Adaptations are never an easy task, at one point you’ll always upset a die hard fan in one way or another. Luckily for Norwegian Wood’s director Anh Hung Tran, this isn’t the case. The only problem is that fans of the original source will enjoy its pace and mood, whilst others might be left slightly bored.
Based on the famous Japanese book by Haruki Murakami, Norwegian Wood tells the story of Watanabe (Kenichi Matsuyama), a student in 60s Tokyo who falls in love with his dead best friend’s girlfriend Naoko (Rinko Kikuchi) as they attempt to over come their shared tragedy. However as depression and teen angst sets in, so does Naoko’s mental illness, forcing her to leave Tokyo. In this time Wantanabe meets free-spirited girl Midori (Kiko Mizuhara) in his class who is a light in the dark tunnel of his life.
The first problem the movie has is its slow nature. However this is a conscious factor that the director clearly wanted for the movie. Long shots of the beautiful Japanese meadows are littered throughout, juxtaposed with close intermit shots inside Japanese flats. The melancholic pace the film has might bore some audiences and entertain others who are used to it. The film clocks in at over two hours keeping in all the importing quirks the book has which fans will latch onto, such as the character of Storm Trooper (Tokio Emoto).
The slow pace is also thrown in with a lot of silent sections which almost makes the content we are watching awkward, as if we are intruders on their lives. This isn’t a fault; this makes the audience feel more involved in the movie as we see Watanabe’s struggles with growing up. When the soundtrack is present its orchestral numbers and electric tunes (done by Radiohead’s Jonny Greenwood) are mixed in with songs from the time period such as The Doors. These give it an authentic feel and set it in its time period.
Even though the Vietnam-born director couldn’t speak Japanese, Rinko Kikuchi (who received an Oscar nomination for her flawless performance in Babel) steals the show as the mentally fragile Naoko. The movie is really at its high point when we are with Naoko and drops when Kiko Mizuhara plays an awkward Midori whose playful edge (which is present in the book) is slightly downplayed. Kenichi Matsuyama performance as Watanabe may look dull on the outside but actually hits the nail on the head as he is witness to a world changing around him which he can’t seem to do anything about.
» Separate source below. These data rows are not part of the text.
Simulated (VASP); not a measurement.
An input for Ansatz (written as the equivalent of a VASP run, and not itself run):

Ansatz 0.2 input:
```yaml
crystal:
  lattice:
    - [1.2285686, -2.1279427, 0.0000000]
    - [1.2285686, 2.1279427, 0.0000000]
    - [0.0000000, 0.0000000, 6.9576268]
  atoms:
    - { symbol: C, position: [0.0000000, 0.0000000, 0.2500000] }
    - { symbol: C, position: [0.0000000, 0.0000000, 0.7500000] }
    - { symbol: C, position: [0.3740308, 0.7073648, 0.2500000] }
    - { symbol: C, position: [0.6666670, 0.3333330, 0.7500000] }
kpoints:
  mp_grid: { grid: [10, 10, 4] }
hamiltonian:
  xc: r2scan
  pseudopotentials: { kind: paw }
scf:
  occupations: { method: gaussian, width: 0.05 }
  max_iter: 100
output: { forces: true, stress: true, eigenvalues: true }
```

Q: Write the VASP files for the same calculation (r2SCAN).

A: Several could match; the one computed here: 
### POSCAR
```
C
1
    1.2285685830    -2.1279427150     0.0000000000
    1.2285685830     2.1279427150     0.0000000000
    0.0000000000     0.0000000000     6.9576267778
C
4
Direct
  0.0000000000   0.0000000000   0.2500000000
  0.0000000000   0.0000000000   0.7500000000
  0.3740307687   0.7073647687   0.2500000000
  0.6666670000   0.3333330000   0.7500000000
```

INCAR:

Norwegian Wood is a near perfect adaption of an amazing book. The film has a personal feel from the director which people get when reading a Murakami book. All the little traits and jokes from the book happened to make it in which will entertain some audiences but confuses and bore many others however Anh Hung Tran’s beautiful visuals and believable characters already has it’s audiences as the movie is playing on limited screens.